Scaling with Immutable Data; When Tech meets Retail

I am enjoying my second Black Friday in retail (I work for Walmart Labs Mobile, and we create apps for the global Walmart community). This is game time for us, and along with the nervous stress you get a lot of the joy. You want to be in the big game.

I am new to retail, so it has been a fun learning experience to see what it is all about, and I have been able to meet amazing retailers. I wanted to tell one simple story about thinking through a problem with a retailer.

Today is a run up to Black Friday in the US, and we have been releasing new deals throughout the day, a bunch of them exclusive deals via our apps (iPhone, iPad, Android).

If you are a retailer in the store, how may you role these out? Maybe you would have a special shelf at the front of the store, and for the first run you put out the Furby’s (until they quickly sell out). Then for the second run you put out the TVs, and then the Waffle Irons…. you get the picture. The problem though is that if items don’t sell out, then you may have created a bottleneck in that area of the store. For Black Friday in our stores for example we place the specials all over the place so customers can get some space (which is tough with the number of them in the store!).

Now, let’s move over to the online world. In the eCommerce platform we have a notion of a “shelf” too, which houses product. The natural solution would be to slowly add new products to the magic shelf as the day progresses, and then any items that are not sold off can hang out there. Great!

Well, maybe not so great when it comes to scaling up the solution. We have a crap ton (technical term) of online users hitting us at the same time. Caching is our friend, and the friend of caching is immutable data. It isn’t just for data sets in your code.

To help us out here, we actually setup multiple shelves for each event.

Shelf #1 @ 7am: Furby

Shelf #2 @ 9am: Furby and TVs

Shelf #3 @ 11am: Furby and TVs and Waffle Irons

And so on. Our apps and experiences have pointers to these shelves, so all we need to do is change the pointer, and the apps see the other shelf. The advantage here is that the apps never have to think about reloading a shelf, as the high level product data is the same (there are details within that matter such as product availability but the structure of shelf -> [ products ] is static).

It is a little more work for the merchants to setup as they need to duplicate the product info, and we thank the merchants for doing that work…. but it means that through the immutability we can scale much easier, and the clients can be so much simpler.

The moral of the story for me has been, how can we make as many of our data structures immutable, which often means thinking about the problem differently to how you may do so in a physical store.

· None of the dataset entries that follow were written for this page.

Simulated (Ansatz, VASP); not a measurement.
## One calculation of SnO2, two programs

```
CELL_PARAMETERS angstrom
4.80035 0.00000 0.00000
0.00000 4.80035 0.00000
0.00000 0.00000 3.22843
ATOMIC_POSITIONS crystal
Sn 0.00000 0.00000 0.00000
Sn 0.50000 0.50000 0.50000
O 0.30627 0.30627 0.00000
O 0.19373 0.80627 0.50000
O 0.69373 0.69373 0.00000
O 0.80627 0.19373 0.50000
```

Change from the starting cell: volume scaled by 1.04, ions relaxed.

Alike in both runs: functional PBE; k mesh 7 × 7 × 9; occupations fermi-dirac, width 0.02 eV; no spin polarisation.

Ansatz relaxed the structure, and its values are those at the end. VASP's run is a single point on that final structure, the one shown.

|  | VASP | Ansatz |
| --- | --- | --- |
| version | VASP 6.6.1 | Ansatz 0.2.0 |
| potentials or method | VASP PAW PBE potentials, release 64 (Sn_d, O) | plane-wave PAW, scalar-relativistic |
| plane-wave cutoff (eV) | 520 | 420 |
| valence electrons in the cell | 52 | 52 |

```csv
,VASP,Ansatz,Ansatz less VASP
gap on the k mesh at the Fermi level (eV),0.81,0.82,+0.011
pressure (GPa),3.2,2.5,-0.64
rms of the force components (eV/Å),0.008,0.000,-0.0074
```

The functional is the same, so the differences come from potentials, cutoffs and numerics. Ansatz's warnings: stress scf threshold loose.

After all, as a wise person said:

The basic goal of a database is to maintain the illusion that there is only one copy, only one person changes it at a time, everyone always sees the most current copy, and it is instantly fast. This is impossible to achieve.
This is especially impossible when millions of people are accessing and updating trillions of data elements from all over the world.
The task of database design, therefore, is to come as close to this illusion as possible using hundreds of interlocking algorithmic tricks.